All this sounds silly right now, of course, but if the past can be used as the basis for the statistics of the future, a certain percentage of our own pledge class will eventually have the realization that the club has a personality of her own, and one that has been known to incite in her members an indescribable loyalty and spirit that rivals even the major lodges.

We don't want to see you go completely overboard on this, or to regard the club as any substitute for major lodge or belief, but we do hope that you understand that this is a fraternity, Greek letter or not, and should therefore be treated with respect at all times, and given the attention and sincere support that she needs. ("Pledge letter," October, 1956.)

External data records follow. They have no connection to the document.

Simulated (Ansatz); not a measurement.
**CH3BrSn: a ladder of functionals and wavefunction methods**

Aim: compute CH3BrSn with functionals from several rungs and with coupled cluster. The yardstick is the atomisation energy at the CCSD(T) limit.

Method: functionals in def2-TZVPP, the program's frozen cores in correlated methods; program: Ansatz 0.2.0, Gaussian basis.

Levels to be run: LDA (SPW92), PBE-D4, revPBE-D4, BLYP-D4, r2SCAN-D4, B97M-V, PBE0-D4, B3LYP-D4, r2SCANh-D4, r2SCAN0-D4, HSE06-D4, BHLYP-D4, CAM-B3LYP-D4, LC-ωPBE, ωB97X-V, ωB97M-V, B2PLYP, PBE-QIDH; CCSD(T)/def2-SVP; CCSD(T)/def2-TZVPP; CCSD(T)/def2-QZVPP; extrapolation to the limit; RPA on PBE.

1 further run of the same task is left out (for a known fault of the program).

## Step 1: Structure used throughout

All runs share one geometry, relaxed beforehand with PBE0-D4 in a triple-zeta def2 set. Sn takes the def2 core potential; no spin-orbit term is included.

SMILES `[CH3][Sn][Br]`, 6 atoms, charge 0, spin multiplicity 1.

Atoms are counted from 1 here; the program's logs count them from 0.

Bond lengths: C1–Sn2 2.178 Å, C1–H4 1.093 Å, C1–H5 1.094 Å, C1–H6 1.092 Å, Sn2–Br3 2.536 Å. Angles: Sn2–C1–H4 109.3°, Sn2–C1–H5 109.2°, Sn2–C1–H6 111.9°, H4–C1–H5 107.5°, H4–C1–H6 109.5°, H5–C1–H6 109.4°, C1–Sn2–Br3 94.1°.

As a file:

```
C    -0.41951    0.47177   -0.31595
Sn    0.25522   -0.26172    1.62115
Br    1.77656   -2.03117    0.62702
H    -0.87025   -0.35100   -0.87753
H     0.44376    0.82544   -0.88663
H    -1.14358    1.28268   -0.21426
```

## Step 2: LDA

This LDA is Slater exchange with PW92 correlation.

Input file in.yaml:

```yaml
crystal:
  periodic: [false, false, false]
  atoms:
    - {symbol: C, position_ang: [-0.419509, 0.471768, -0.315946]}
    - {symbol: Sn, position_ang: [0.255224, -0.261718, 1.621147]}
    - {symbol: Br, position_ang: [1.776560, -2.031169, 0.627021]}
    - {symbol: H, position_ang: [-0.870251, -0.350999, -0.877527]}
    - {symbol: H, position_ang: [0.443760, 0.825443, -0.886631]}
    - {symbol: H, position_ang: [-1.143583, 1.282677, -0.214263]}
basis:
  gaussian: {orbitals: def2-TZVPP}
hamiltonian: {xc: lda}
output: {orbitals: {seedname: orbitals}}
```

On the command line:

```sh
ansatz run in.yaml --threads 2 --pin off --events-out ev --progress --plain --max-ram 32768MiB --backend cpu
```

The Sam Houston Bearkats were doing great this year! Just before Homecoming the Kats were one of 35 undefeated, untied, teams in the country. They were a strong favorite to take the Lone Star Championship; their strongest rival, Southwest Texas, had been beaten once in conference play. The season standings thus far put Sam Houston at the top with six wins overall and four wins in conference play. The Kats scored 142 points against opponents, while having only 34 points scored against them. If they would win the conference, it would be the first time they had ever won it alone. Last year they were in a three-way tie for first place.

The Cabs were doing well in sports, too. Football intramurals were well under way in October. The Cabs defeated Annex #1 by a shutout of 25-0 (10/27/56). They defeated the Anderson County Angels in a sudden death overtime, 18-12. "Cecil Neely and Frank Fontana scored for the victors" (11/3/56).

It was announced in early November that the Southwest School of Printing would be moved from Dallas to Sam Houston and this would increase the attractiveness of the printing school (11/3/56).

The pledges had their own song, set to the tune of Cornell's Alma Mater and written by George Rowland, and would sing it frequently at midnight in front of the girls' dorms (Recall, Nov. 1956, 3).

Black and blue our tails will be, every Monday night
Come around and you will see --- what a bloody sight!
Bravely meeting every member with a lusty grip,
All the while our only wish is to bust his upper lip.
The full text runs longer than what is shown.